How to Safely Can Chicken Stock for Long Term Storage

chicken canning

Most people opt to buy chicken stock from the store and add them to their pantries because products are so inexpensive and readily-available.  However, making your own chicken stock has a number of advantages that are worth considering.  You can have greater control over the ingredients, you don’t have to worry about additives or preservatives, and you can even slightly-alter the taste to your liking.

It’s also pretty easy to preserve stock, and you only need to follow some basic guidelines in order to do it properly.  Take a look at the recipe below, and see how it’s not only a good guide to follow, but it will also give you some tasty broth as well.


3-5lb whole chicken

2 medium-large onions

2-4 stalks of celery

2 bay leaves

Small handful of peppercorns

1-2 tablespoons of salt

16-18 cups of water

Getting Started

The first step is to cut the chicken into large pieces instead of throwing it whole into the stockpot.  This will infuse the stock with more flavor while decreasing overall cooking time as well.  Quarter the onions, cut the celery into 2-3 inch long pieces, and put all of the ingredients into your stockpot.  Add in the water, bring to a boil, reduce to a simmer, cover, and let the stock cook for at least two hours or until the chicken has cooked through.

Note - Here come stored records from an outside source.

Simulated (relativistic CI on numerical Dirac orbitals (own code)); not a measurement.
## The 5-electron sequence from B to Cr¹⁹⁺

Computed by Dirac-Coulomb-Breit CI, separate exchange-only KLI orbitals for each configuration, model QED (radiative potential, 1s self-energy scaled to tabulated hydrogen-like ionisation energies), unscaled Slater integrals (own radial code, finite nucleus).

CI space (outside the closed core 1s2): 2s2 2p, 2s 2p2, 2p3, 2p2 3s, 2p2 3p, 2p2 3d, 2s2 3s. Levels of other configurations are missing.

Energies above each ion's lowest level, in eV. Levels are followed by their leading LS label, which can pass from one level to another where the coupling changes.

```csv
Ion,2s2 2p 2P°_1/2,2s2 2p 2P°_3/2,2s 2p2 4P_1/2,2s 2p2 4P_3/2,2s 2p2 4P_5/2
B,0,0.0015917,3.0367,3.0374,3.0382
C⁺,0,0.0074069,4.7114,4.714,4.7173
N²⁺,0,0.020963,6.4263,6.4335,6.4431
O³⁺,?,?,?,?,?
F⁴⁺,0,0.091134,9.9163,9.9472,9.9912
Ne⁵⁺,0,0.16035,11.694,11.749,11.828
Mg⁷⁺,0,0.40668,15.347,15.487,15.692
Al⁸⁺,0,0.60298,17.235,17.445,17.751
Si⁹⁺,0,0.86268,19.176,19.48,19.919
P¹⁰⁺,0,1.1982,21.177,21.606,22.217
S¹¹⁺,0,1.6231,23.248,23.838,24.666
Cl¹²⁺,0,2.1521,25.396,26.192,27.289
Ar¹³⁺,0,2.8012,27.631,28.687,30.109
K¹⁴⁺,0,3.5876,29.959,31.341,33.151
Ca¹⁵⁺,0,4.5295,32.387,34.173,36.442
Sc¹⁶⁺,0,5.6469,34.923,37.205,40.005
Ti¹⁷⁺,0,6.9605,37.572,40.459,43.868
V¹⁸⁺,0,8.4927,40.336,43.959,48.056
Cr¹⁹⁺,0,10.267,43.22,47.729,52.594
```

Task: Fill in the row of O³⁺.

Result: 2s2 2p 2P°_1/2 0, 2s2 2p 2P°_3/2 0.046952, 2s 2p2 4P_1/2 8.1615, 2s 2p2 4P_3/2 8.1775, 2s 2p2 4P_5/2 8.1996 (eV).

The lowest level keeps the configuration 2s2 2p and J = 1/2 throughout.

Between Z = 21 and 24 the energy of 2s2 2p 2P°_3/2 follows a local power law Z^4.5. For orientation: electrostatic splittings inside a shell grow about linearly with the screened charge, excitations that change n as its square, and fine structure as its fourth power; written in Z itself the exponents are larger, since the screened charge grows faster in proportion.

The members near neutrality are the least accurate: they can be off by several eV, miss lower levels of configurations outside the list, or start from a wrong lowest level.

When finished, remove from heat and skim off any foam that has formed on top of the liquid.  Next, take out the chicken before straining the stock through a sieve a couple of times.  Refrigerate the stock until the fat floats to the top and solidifies before scraping and discarding this layer.  Place the stock back over heat and bring it to a boil.

While the stock is heating up, warm up your pressure canner and preheat the canning jars, bands and lids.  Remove the stock from heat after it reaches a boil and carefully ladle it into your canning jars, and fill each jar until an inch of headspace remains.  When finished, remove any air bubbles, and add more stock if necessary to maintain headspace before wiping down the rims with a damp towel to remove any gunk or debris.  Attach and tighten the lids and bands before placing the jars into the pressure canner.

Secure the lid on the canner, bring up the heat, and keep the vent holes open until steam flows out for 10-15 minutes.  Close the vent holes, attach the gauge and start the processing timer once the canner has fully-pressurized.  Process pint jars at 10PSI for 20 minutes, and quarts at 10PSI for 25, adjusting for altitude.  When finished, turn off the heat, depressurize the canner, remove the lid, take out the jars, and let them stand at room temperature for 24 hours.

When finished, check each jar for damage and seal quality before labeling, dating and storing the stock in a cool, dry place.  Properly-sealed jars can last upward of two years if stored under optimal conditions.

Feel free to experiment with different seasonings in order to create a stock that suites your tastes and preferences, and you can also follow the same process for canning turkey, duck or goose stock as well.  While this may be more complicated than going to the store and grabbing some pre-made stock, you’ll be amazed at the difference between homemade and commercial products, and chances are that the end result will be worth the effort.